Bollywood is a treasure trove of surprises. Toh Baat Pakki is one such movie which despite extraordinary promotional skills or over hyped media appearance made it to the audiences. The audiences, though small in number, received the movie with open hearts. However, the post MNIK hype would even worsen the impact the movie is expected to create.
The movie, directed by Kedar Shinde, bears a striking resemblance to what Suraj Barjatya would have come up with in one of those ‘out of form days’. However, Kedar Shinde intentionally or unintentionally did his best to take the Suraj Barjatya’s out of form jinx and delivered TBP. The commotion and routine that exists in all close to life dramas with a tinge of comedy got the better of the director, making his helplessness pretty obvious at quite a few occasions.

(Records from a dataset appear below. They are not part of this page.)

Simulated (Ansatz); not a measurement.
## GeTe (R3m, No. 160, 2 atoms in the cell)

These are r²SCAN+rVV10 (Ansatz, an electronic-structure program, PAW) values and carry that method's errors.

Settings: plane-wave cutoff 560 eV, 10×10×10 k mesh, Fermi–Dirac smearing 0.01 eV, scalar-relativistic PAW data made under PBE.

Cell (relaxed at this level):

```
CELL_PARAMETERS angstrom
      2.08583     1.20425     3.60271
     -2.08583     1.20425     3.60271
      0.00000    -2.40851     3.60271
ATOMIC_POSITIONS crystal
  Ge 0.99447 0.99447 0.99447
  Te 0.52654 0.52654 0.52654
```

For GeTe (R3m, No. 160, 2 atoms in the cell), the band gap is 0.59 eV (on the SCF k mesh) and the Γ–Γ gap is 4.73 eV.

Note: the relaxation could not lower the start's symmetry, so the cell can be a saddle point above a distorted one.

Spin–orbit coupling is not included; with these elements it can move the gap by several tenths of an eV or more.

Toh Baat Pakki has a variety of big, small, forgotten and ignored names all screaming, shouting and showing off their antics in this 2 hour long flick. The duration of the movie came as a surprise to me as every important element in the movie was lift off from what we as Indian audiences have been seeing for around a decade in movies like, DDLJ, Kuch Kuch Hota Hai, MYKSH, etc. What makes it distinctive was the fact that this movie wore an outfit that loudly says; ‘COMEDY’ overpowering romance, family and other blahs, unlike the ones that it draws inspirations from.
Tabu makes her comeback as a middle class housewife portraying Rajeshwari Saxena. She looks gorgeous and by far she looks best as a stereotypical Indian housewife dressed in vibrant Saris and a beautiful smile. The other important characters are of Rahul (Sharman Joshi), Yuvraj (Vatsal Seth) and Nisha (Yuvika Choudhary).
The plot builds up as Rajeshwari, a control freak who loves to talk endlessly, tries to find a groom for her younger sister Nisha. Obviously it is more a hegemony factor in the nation that is lead by things like offering a dowry. Rajeshwari however is not very keen on it so she plays the cupid as she lets an engineering student Rahul in her house as a tenant, looking at him as a prospective groom. Rajeshwari’s determination worked and the couple, as planned, lands in the middle of a whirlwind romance.
The slow paced movie picks up with the entry of Yuvraj who fits perfectly in the category of an ideal with groom as he owns a house, car and a decent salary. That’s where Rajeshwari gets greedier and tries to fix up Nisha with Yuvraj, by hook or by crook. The rest of the story is about Rahul’s efforts of winning back the love of his life, making the second half of the story more emotionally strong than the first half.
The music of the film can be ignored. Pritam once again proved that he can either be good or original. The songs don’t fit in the movie and are totally avoidable since they are not doing any good to the movie. However, there is not much importance given to the background score since the dialogues of the movie are well placed and well spoken and any additional piece of music would have taken the attention away from the beauty of the dialogues, which are laced with comedy and emotions at the same time.
The cinematographers, Rahul Jadhav and Raja Satankar, did a great job as they lend a whole new feel to an age old story and the emotions that envelope every Indian household blessed with a girl. Needless to mention, they have captured the scenic beauty of a make shift hill station of Palanpur. The credits should also be given to the monstrous efforts of the art director duo of Shailesh Mahadik and Shital Kanvinde who created Palanpur.
It is noticeable how Tabu and Sharman Joshi carry the entire movie on their shoulders without letting it dip even for a minute. With this movie in her kitty, Tabu for sure has proved that she can handle comedy, especially after not being able to make a resounding presence in Priyadarshan’s Hera Pheri, while Sharman is at its best again after the mesmerizing Raju from 3 Idiots. However, Vatsal Seth fails to get this movie working in his favour, yet again.
We Indians are surrounded by drama everywhere. Right from the soaps that are aired on television to the intricacies of our own lives over flooding with family values and emotions. It was not expected that another one of the movies which dates back to the 80s would work so well for the Indian market. Someone once said, “It’s the way you look at things,” and the movie just proved it with an unmatched amount of freshness.
If you prefer a little slow paced cinema rather than the one that always keeps you on the edge of the seat because of its frantic pace, this is something for you.